The only known example of the 1625 state of Jansson's rare map of America, first issued in 1623.
As noted by Philip Burden in the Supplement to his Mapping North of America to 1670, the Hondius-Jansson map of America is a fascinating and until recently, under-appreciated rarity.
While at first blush the map appears similar to Blaeu's America, there are a number of differences. The Hondius-Jansson map includes inset views of North America, including the Poeiock Village in North Carolina & views of Carolina and St. Augustine. The peninsular California is retained, with the extended Northwest Coast including definitive place names north of 40 degrees.
The East Coast of North America is rich with Indian names. The polar region inset is derived from Blaeu's wall map of 1608, as are the towns illustrated along the top.

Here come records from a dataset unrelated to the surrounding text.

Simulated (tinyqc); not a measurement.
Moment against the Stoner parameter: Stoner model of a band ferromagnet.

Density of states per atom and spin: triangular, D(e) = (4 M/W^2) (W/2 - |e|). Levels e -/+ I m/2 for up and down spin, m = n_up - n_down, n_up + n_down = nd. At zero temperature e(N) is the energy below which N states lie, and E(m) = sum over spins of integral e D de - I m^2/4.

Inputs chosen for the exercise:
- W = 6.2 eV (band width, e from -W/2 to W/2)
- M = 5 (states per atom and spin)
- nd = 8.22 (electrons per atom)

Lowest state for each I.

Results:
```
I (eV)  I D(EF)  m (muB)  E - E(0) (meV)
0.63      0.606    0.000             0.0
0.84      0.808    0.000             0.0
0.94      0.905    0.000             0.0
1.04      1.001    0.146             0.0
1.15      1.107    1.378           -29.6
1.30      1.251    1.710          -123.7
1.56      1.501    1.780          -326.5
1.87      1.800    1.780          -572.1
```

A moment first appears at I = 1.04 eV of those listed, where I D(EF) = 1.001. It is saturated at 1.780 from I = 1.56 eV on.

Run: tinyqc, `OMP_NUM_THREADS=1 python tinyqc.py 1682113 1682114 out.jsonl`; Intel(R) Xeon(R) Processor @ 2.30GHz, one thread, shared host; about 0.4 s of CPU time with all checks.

The map was originally intended to resemble the Jodocus Hondius Jr. map of America, first published in 1618 (Burden 192), but with the addition of Tierra del Fuego and a complete re-working of the costume views on the sides. It also included a set of views across the bottom of the map, which were removed very early in the printing history of the plate. Shortly after the plate was completed in 1623, the top right corner of the plate chipped off. After cataloging the map for the first volume of his work on North America, Burden learned of several new unrecorded states of the map, such that the history of the map is now believed to be as follows:
- State 1--1623: Henricus Hondius imprint only. No chip at top right corner (1 known example--University of Leiden)
- State 2--1623: Joannes Janssonius imprint added. No chip at top right corner (1 known example--British Library)
- State 3--1623 ca: Chip at top right corner
- State 4--1625: "excudit. 1625" added after Janssonius' name. Lower panels removed. (1 known example, this example--acquired in November 2014). German text on verso.
- State 5--1632: "excudit 1625" removed.
Burden surmises that this plate was made for Jansson and that the first several states of the map were proof states, all issued in short succession.
The other noteworthy aspect of this example of the map is that it includes for the first time, printed text on the verso, meaning that it significantly pre-dates the 4 known examples of Jansson's 1630 Atlas Appendix.
A fine dark impression of the only known example of this map.
Jan Janssonius (also known as Johann or Jan Jansson or Janszoon) (1588-1664) was a renowned geographer and publisher of the seventeenth century, when the Dutch dominated map publishing in Europe. Born in Arnhem, Jan was first exposed to the trade via his father, who was also a bookseller and publisher. In 1612, Jan married the daughter of Jodocus Hondius, who was also a prominent mapmaker and seller. Jonssonius’ first maps date from 1616.
In the 1630s, Janssonius worked with his brother-in-law, Henricus Hondius. Their most successful venture was to reissue the Mercator-Hondius atlas. Jodocus Hondius had acquired the plates to the Mercator atlas, first published in 1595, and added 36 additional maps. After Hondius died in 1612, Henricus took over publication; Janssonius joined the venture in 1633. Eventually, the atlas was renamed the Atlas Novus and then the Atlas Major, by which time it had expanded to eleven volumes. Janssonius is also well known for his volume of English county maps, published in 1646.
Janssonius died in Amsterdam in 1664. His son-in-law, Johannes van Waesbergen, took over his business. Eventually, many of Janssonius’ plates were sold to Gerard Valck and Pieter Schenk, who added their names and continued to reissue the maps.